Language as A Sexual Organ

The US evolutionary psychologist Geoffrey Miller believes that the human mind was largely molded by sexual selection and is therefore mainly a sexual ornament. Culture, in general, and language, in particular, are simply ways for males and females to play the game of sex. When language appeared, it quickly became a key tool in sexual selection, and therefore it evolved quickly.

Darwin had already speculated that language may have evolved through sexual selection(as a means to impress sexual mates). Miller agrees, finding that the usual explanation (that language helps a group trade key information) is only a small piece of the puzzle (individuals, unless they are relatives, have no motivation to share key information since they are supposed to compete).

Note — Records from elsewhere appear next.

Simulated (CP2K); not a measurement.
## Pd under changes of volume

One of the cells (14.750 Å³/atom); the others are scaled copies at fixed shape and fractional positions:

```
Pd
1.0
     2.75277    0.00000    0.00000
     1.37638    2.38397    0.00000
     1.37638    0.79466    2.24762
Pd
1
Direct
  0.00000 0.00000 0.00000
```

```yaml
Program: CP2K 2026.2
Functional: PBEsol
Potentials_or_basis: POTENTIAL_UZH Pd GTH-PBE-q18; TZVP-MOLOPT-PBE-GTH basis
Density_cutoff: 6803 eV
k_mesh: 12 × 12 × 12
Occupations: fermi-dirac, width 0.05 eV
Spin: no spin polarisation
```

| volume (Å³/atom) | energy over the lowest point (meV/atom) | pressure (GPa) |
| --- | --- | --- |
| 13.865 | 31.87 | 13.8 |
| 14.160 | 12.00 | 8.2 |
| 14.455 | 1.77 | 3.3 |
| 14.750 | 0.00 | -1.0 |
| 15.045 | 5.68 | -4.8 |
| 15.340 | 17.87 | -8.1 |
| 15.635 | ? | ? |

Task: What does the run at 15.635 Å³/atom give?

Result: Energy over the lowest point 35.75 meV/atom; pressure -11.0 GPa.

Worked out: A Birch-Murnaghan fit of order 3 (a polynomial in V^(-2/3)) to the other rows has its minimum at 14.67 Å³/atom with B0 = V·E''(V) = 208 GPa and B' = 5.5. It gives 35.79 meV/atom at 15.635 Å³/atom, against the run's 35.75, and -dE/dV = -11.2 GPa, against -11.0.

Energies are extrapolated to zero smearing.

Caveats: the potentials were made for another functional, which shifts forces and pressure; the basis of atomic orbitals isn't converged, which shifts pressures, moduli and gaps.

Even more powerful is the evidence that comes from observing the behavior of today's humans: they compete to be heard, they compete to utter the most sensational sentences, they are dying to talk.

Miller also mentions anatomical evidence: what has evolved dramatically in the human brain is not the hearing apparatus but the speaking apparatus. Miller believes that language, whose intended or unintended effect is to deliver knowledge to competitors, must also have a selfish function, otherwise it would not have developed: individuals who simply delivered knowledge to competitors would not have survived. On the other hand, if language is a form of sexual display, then it makes sense that it evolved rapidly, just like any other organ (bull horns or peacock tails) that served that function. It is unique to humans the same way that the peacock’s tail is unique to peacocks. It is pointless to try and teach language to a chimpanzee the same way that it is pointless to expect a child to grow a colorful tail.

 

The Origin of Communication

Where does language come from is a question that does not only apply to humans, but to all species, each species having its own "language".

One might as well ask the question, "Where do bee dances come from"? The bees are extremely good at providing details about the route and the location of food. They do so not with words but by dancing. The origins of bee dances are no less intriguing than the origins of human language.

The point is that most species develop a social life and the social life depends on a mechanism of communication, and in humans that mechanism is language. But language may be viewed as a particular case of a more general process of nature, the process by which several individuals become aggregated in a group.

There is a bond within the members of a species, regardless of whether they are cooperating or competing: they can communicate. A dog cannot communicate much to a cat. A lion cannot communicate with an ant. And the greatest expert in bees cannot communicate much with a bee. Communication between members of different species is close to impossible. But communication within members of a species is simple, immediate, natural, and, contrary to our beliefs, does not require any advanced skills. All birds communicate; all bees communicate. There is no reason to believe that humans would not communicate if they were not taught a specific language. They might, in fact, communicate better: hand gestures and facial expressions may be a more efficient means of communication among humans than words.

Again, this efficiency is independent of the motives: whether it is for cooperation or for aggression. We can communicate with other members of our species. When we communicate for cooperation, the communication can become very complex and sophisticated. We may communicate that a herd is moving east, that clouds are bringing rain, that the plains are flooded. A bee can communicate similar information to another bee. But an ant cannot communicate this kind of information to a fish and a fish cannot communicate it to a bird. Each species has developed a species-specific form of communication.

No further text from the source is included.